Now it is certainly true that Russia is likely capable of such a hack. Then again the hack itself, as I’ve pointed out, isn’t especially surprising given that it appears many of these “email accounts” have been sitting on public cloud-provided email services. By definition such ‘services’ are not secure and cannot be made secure. That people like Podesta are using them for sensitive private matters (which the government is NOT entitled to copies of) such as campaign work is proof of their stupidity- and little more.
Folks, I can set anyone up with a system that is virtually hack-proof for email, yet for those emails where you don’t care about security you can still exchange them with anyone else. I use such a system myself, built by myself. Key to this sort of design is that unencrypted emails that you wish to be secure against tampering, interception or both are never stored on the server.
This is obviously unsuitable for the government and its official business (which is why they don’t do that) because the government relies on being able to see what is going on both for routine business purposes and to comply with FOIA requests. Obviously a classified network is an entirely different thing but an unclassified network used for government business stores and distributes unencrypted email because if it was otherwise nobody, including legitimate government oversight organs, could access it!
Let’s assume you want to send me a secure email. All you need to do is email me first, and ask me to reply to you. Doing so will give you my public key for S/MIME. You now use that key to encrypt your message (which modern email clients can do automatically) and send me the message you wish to send “securely.” Commonly-available client software which can do this includes Outlook (Microsoft’s), Thunderbird, BlackBerry’s Android phones (the Priv and DTEK50) and reasonably-recent Apple iPhone software, among others. You can obtain a key pair for such a purpose from a number of places on the Internet, some of them free, and the better ones do not require that anything other than your public key ever touch their infrastructure, so the risk of them leaking your private key to others is zero (since they are never in possession of it.)

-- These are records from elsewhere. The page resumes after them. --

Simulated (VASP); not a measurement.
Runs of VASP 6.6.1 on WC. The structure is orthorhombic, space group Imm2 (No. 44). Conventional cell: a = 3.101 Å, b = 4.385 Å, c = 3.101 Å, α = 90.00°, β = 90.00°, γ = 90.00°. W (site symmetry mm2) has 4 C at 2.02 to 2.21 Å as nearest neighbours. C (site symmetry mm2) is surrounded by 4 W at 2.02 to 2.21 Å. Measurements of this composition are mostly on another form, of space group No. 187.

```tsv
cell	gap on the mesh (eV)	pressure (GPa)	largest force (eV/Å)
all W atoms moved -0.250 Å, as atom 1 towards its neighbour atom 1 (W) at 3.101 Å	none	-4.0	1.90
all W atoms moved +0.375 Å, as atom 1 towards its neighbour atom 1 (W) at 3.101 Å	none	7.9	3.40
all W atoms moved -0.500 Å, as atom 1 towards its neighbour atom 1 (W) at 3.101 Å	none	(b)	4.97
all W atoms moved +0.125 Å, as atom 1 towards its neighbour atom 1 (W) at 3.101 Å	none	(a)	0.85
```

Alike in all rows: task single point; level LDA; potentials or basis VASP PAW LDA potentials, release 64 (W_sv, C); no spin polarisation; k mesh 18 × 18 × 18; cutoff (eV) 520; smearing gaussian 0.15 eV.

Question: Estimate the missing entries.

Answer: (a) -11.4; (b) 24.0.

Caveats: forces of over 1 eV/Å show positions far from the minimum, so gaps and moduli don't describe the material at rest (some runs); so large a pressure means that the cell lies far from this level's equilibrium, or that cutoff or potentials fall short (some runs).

Said email can then pass through however many systems and be stored in however many places but if stolen it is unreadable (unless you saved an unencrypted copy in your “sent” folder), because the only place my private key happens to reside is on devices that I have physical control of. It is most-specifically not on the server where the email resides!
Here’s the important point to remember when it comes to public key cryptography: Once you encrypt the message to send it not even you can decrypt it again! That is, the key you used for encryption is worthless to decrypt; you need the other half and you don’t physically have it nor is it on the server.  Only the person you targeted the transmission toward has it.
So now to break in and steal that email you cannot “just” break into my server and steal the database or files full of messages (you get a bunch of encrypted messages, which you can’t read) nor can you intercept the messages while they’re being sent (ditto.) Instead you have to steal both the encrypted message and an unlocked copy of my private key, which exists in unlocked form only while I’m actually using it and it is only present on my personal devices.
In other words you now have to catch me, personally, using said key and manage to get the device out of my hands and into yours, then get said device to divulge the key, before the device locks itself or detects your attempt at tampering (at which point you’re screwed since they key is no longer unlocked and/or it has been destroyed!)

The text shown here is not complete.